Skip to content

Inference capabilities

concept by Nithinan Tatah from the Noun Project

Once you have data organized as a graph, there are several ways to perform inference, which is a core capability of AI systems.

A general definition for inference is:

a conclusion reached on the basis of evidence and reasoning

For the W3C perspective, see https://www.w3.org/standards/semanticweb/inference

  • improve the quality of data integration
  • discover new relationships
  • identify potential inconsistencies in the (integrated) data

The integrations within kglab to support inference capabilities may be combined to leverage each other's relative strengths, along with potential use of human-in-the-loop (or "machine teaching") approaches such as active learning and weak supervision.

These integrations include:

  • Efforts by owlrl toward OWL 2 RL reasoning

    • adding axiomatic triples based on OWL properties
    • forward chaining using RDF Schema
  • Expanding the semantic relationships in SKOS for inference based on hierarchical transitivity and associativity

  • Machine learing models in general, and neural networks in particular can be viewed as means for function approximation, i.e., generalizing from data patterns to predict values or labels. In that sense, graph embedding approaches such as node2vec provides inference capabilities.

  • The probabilisic soft logic in pslpython evaluates systems of rules to infer predicates.

  • Using pgmpy for statistical inference in Bayesian networks.

Statistical Relational Learning

There are several ways to work with graph-based data, including: SPARQL queries, graph algorithms traversals, ML embedding, etc. These respective methods make trade-offs in terms of:

  • computational costs as the graph size scales
  • robustness when there is uncertainty or conflicting information in the graph
  • formalism (i.e., analytic solutions) vs. empirical approaches (i.e., data-driven, machine learning)

One way to visualize some of these trade-offs is in the following diagram:

Note in the top/right corner of the diagram that a relatively formal category of graph-based approaches is called statistical relational learning. The gist is that so much of the network analysis that we want to perform can be describe mathematically as markov networks, in terms of probabilistic models. Sometimes these can be quite computationally expensive; for example, hedge funds on Wall Street tend to burn lots of cloud computing on markov models. They are robust in terms of being able to work well even with lots of missing or conflicting data, and the formalism implies that we can infer mathematical guarantees from the analysis. That's quite the opposite of deep learning models, which are great at predicting sequences of things, but terrible at providing guarantees.

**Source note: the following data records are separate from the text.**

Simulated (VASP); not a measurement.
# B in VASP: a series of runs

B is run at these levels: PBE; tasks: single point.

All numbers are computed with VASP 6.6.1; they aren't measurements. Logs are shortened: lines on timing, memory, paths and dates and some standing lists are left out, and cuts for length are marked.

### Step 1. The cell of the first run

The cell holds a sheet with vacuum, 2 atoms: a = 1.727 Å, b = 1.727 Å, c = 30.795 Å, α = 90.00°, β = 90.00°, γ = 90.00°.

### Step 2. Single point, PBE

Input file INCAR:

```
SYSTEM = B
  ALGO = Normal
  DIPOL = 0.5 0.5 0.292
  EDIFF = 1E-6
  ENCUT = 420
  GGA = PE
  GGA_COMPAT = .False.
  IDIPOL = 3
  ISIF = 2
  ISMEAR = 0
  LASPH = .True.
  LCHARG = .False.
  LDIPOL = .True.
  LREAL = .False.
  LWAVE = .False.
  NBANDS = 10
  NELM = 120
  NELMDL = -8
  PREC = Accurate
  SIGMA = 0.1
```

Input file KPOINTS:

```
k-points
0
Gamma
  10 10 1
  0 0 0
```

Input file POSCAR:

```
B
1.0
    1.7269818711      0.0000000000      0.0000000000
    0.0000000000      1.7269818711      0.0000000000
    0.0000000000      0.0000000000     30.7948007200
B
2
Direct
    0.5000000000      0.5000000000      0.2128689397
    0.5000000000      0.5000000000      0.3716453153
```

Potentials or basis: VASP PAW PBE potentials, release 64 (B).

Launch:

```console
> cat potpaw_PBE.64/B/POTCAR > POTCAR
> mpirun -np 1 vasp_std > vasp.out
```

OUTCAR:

Clearly, there's been much emphasis in industry recently that equates "artificial intelligence" with "deep learning", although we are also recognizing diminishing returns for methods that rely purely on ever-larger data rates and ever-larger ML models. One path forward will be to combine machine learning with use of structured knowledge (i.e., KGs) such that we can avoid "boiling the oceans" with purely data-driven approaches when in so many use cases we can leverage domain expertise.

One form of statistical relational learning called probabilistic soft logic (PSL) is essentially a kind of "fuzzy logic" for probabilistic graphs that has interesting computational qualities. Whereas many kinds of formal graph analysis (e.g., "traveling salesman problem") are provably hard and quite expensive in practice, PSL can be solved with a convex optimization (e.g., like so many machine learning algorithms).

Consider this: we can describe "rules" about nodes and relations in a KG, then assign probabilities to specific instances of those rules that are found within our graph. If the probabilities are all zero then the system is consistent. As some of the assigned probabilities are increased, then some of the rules become inconsistent. How high (i.e., optimal) of a set of probabilities can we assign while still keeping the system consistent? Alternatively, if we apply a set of rules, then how "far away" (probabilistically speaking) is a graph from being logically consistent?

This comes in quite handy when we want to combine semantic technologies and machine learning, or rather when we have explicit rules plus lots of empirical data. Data quality is a persistent problem, so we can leverage PSL to identify which parts of the graph seem the least "logically consistent", and therefore need some review and curation.


Last update: 2021-04-17